What was the first Jagger/Richards song to get to number one for The Rolling Stones?
Unlike their longtime British rivals The Beatles, The Rolling Stones didn’t start out with their own self-penned hit singles. They spent almost two years making a name for themselves on both sides of the Atlantic covering blues and Tin Pan Alley songs with their own inimitable swagger.
Then, in January 1965, something changed. Over in Hollywood during a tour of the United States, the Stones went into RCA Studios with a catchy three-note guitar hook Keith Richards had up with, and hastily-scribbled verses by Mick Jagger.
Their young impresario Andrew Loog-Oldham had booked them a session with famed producer Phil Spector. The session didn’t disappoint, creating the distinctive sound that would become the band’s hallmark. They’d managed to carry off authentic blues and R&B covers in their own style before, but this was music all of their own.
Less than two months later, Richards’ hook, Jagger’s lyrics and Spector’s production magic took them all the way to number one in the UK. This was the first time an original Stones song had topped the singles chart in their home country. Later in the spring, that same song became the first Jagger/Richards composition to enter the US top ten, peaking at number nine.
What was the song called, then?
The chart-topper that brought Jagger and Richards their first major success as songwriters was the hard-edged country-blues number ‘The Last Time’. It was also the first song the Rolling Stones were genuinely pleased with as a group, particularly after the studio session with Spector alongside Loog-Oldham in the control room.
Ironically, the chorus of ‘The Last Time’ had nothing whatsoever to do with the band’s main songwriting duo, as it was lifted word-for-word and note-for-note from the 1954 gospel-blues recording ‘This May Be the Last Time’ by Chicago-based vocal outfit the Staple Singers. Luckily, as Jagger would later point out, the song had its roots in a traditional spiritual with no known composer, and the family gospel group declined to give themselves songwriting credits on the record. So now, according to copyright law, at least, the piece belongs to Jagger and Richards in its entirety.

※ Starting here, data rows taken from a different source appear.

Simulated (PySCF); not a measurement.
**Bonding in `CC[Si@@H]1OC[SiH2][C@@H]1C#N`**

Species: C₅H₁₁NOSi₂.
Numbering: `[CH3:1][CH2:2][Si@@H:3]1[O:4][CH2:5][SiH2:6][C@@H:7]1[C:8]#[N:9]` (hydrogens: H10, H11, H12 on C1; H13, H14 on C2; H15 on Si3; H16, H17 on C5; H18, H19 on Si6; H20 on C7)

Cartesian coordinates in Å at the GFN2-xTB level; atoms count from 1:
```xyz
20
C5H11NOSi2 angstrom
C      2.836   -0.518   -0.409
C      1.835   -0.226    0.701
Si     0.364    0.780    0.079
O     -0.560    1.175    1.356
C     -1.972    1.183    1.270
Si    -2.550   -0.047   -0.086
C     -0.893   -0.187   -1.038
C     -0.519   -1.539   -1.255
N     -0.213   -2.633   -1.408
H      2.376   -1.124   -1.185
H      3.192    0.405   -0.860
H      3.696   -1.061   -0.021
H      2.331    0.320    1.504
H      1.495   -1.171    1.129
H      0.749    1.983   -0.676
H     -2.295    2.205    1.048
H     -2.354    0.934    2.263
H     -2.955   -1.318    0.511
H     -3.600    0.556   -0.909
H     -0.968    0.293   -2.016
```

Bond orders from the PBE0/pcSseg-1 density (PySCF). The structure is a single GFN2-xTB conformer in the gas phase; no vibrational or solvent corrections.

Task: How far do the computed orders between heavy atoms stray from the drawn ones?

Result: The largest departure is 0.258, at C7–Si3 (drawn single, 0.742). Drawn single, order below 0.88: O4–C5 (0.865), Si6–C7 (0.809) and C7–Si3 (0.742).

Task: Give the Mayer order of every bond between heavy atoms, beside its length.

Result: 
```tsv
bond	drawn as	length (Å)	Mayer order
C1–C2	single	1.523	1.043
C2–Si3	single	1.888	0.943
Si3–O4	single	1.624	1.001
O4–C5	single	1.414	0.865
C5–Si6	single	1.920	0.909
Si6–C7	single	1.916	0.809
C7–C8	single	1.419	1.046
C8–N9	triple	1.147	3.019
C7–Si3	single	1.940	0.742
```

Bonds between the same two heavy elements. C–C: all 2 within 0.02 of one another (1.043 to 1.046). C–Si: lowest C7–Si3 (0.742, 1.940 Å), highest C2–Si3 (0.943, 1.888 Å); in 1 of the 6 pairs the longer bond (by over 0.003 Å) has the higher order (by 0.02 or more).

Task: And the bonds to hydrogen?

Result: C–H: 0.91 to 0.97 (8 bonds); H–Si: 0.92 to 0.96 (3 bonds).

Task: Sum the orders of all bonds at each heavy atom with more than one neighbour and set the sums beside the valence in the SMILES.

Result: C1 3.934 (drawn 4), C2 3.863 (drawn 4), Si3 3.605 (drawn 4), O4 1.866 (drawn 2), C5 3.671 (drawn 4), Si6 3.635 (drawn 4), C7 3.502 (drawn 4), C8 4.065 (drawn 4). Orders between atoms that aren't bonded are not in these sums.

Despite the indisputable American influence on their first self-penned number one, the Stones would have to wait three more months to reach the chart summit stateside with something by Jagger/Richards via the single that came immediately after ‘The Last Time’. A single that shook the world and elevated the band to global superstardom. Once ‘Satisfaction’ exploded onto the airwaves like nothing before it, the band could truly claim to have broken America.